Selasa, 30 Agustus 2011

Culture and Other Theories of Power

I am currently re-reading Daniel Rodgers, Age of Fracture. I don’t think we’ve discussed it enough here (that’s my attempt at humor—check out how much cyberspace we’ve colonized discussing this book). More seriously, I am reading it again because I assigned it to my graduate students, and because I put together a roundtable panel on the book for our conference, which means I need to come up with something new to say about it, no easy task given how much has already been said.



This post is not about Age of Fracture per se. I’ll post my conference comments to the blog after the conference (and I’m hoping my fellow roundtable panelists—Mary Dudziak, James Livingston, Lisa Szefel, and Daniel Rodgers—will allow me to do the same with their comments). Rather, something I read in Chapter 3—“The Search for Power,” one of the book’s better chapters—has sparked my curiosity. Rodgers writes that, in the age of disaggregation, “among historians,” the search for power “led to a virtual abandonment of the terrain of economics for new worlds of culture” (79). For many historians, “power grew less tangible, less material, more pervasive, more elusive until, in some widespread readings of power, it became all but impossible to trace or pin down” (91).

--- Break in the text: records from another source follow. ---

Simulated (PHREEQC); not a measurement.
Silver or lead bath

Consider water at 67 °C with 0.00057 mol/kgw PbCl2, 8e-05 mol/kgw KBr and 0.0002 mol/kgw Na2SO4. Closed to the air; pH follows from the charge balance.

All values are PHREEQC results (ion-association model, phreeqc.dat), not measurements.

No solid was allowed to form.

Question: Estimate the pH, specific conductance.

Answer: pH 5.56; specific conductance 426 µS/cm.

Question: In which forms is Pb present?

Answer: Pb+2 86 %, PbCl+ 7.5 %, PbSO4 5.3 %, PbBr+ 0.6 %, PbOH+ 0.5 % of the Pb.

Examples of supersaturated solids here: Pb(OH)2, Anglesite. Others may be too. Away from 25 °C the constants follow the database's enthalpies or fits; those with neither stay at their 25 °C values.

Much of the historiographical cultural turn owed to the influence of French theory, as I have already written about in my quick overview of Francis Cusset’s book French Theory: How Foucault, Derrida, Deleuze, & Co. Transformed the Intellectual Life of the United States. Foucault’s evocative notion that discourse was everything—which collapsed the brackets separating material, institutional, ideological, and linguistic sources of power—seemed particularly convincing to those who wrote about the constructedness of race, gender, and sexuality. But the cultural turn in American historiography predated the French invasion, which didn’t reshape the categories of inquiry until the 1980s. Cultural Marxism, on the other hand, influenced American historians as early as the 1970s, for example, when E. P. Thompson’s The Making of the English Working Class was eagerly embraced. Thompson inscribed working-class agency into the power of the working-class—captured by the “making” in his book’s title—as opposed to the more typical structuralism or economic determinism of most Marxism not of the cultural bent. Rodgers writes about the impact Thompson’s theory of culture-as-power made on this side of the Atlantic in general terms: “It formed an outlet for the politics of consciousness that had run so strongly through the new left, the civil rights movement, and feminism. Culture gave historical ‘agency’ to the common folk of history, who had so little else to offer” (94).



Beyond Thompson, other cultural Marxists made their mark on the American historiographical landscape. For instance, Gramsci’s entry into the English-speaking world was paramount in popularizing ideas about the power of culture, from the bottom up, like Thompson’s theories on working-class culture, but also, more importantly, from the top down. The Gramscian idea about how culture aided the powerful became known as the theory of hegemony. In Rodgers’s eloquent words: “Hegemony was the power of the dominant class not only to impose its social categories on others but also, and still more, to make its system of meaning come to seem the natural order of things, so that by insensibly absorbing that order the many consented to the domination of the few” (96). The most important American historian working in the Gramscian school was, of course, Eugene Genovese, who famously argued in Roll, Jordan, Roll that the agency of the slaves—“the world the slaves made”—was only limited to a slave system of meaning that had been naturalized, or reified.



The Gramsci-Genovese theory of culture-as-power—hegemony—was hardly inspirational, and thus seemed to carry less affinity with E.P. Thompson than with his great interlocutor, Louis Althusser. For Althusser, whose imprint on Foucault is apparent even though the student largely left the teacher’s Marxism behind, people were always-already hailed, or in his language, interpellated, into powerful social structures that he called social formations. Culture is powerful, as constitutive of the larger social formation, but “economy is determinant in the last instance.” We might think of our current social formation as neoliberalism, or the information age. In it, culture is very powerful, perhaps more powerful than ever before. Sometimes it feels as if culture is capitalism, and vice versa. But this feeling arises because “economy is determinant in the last instance,” or, capitalism is still first and foremost an economic system even if it seems to shape all of life.



I admit to being a vulgar structuralist like Althusser. (There, I said it, I’m out.) I would argue that there is evidence for such a theoretical inclination. The degree to which New Left cultural radicalism has been sopped up by American consumer capitalism (which I’ve written about here and here) is an indication that structuralists like Althusser were correct in their critique of culturalists like Thompson. That said, I’m not dogmatic on this (despite my admission to being vulgar). So what say you? How do you conceptualize culture in relation to power? Are we post-postmodern? And does this lead us back to non-cultural Marxism?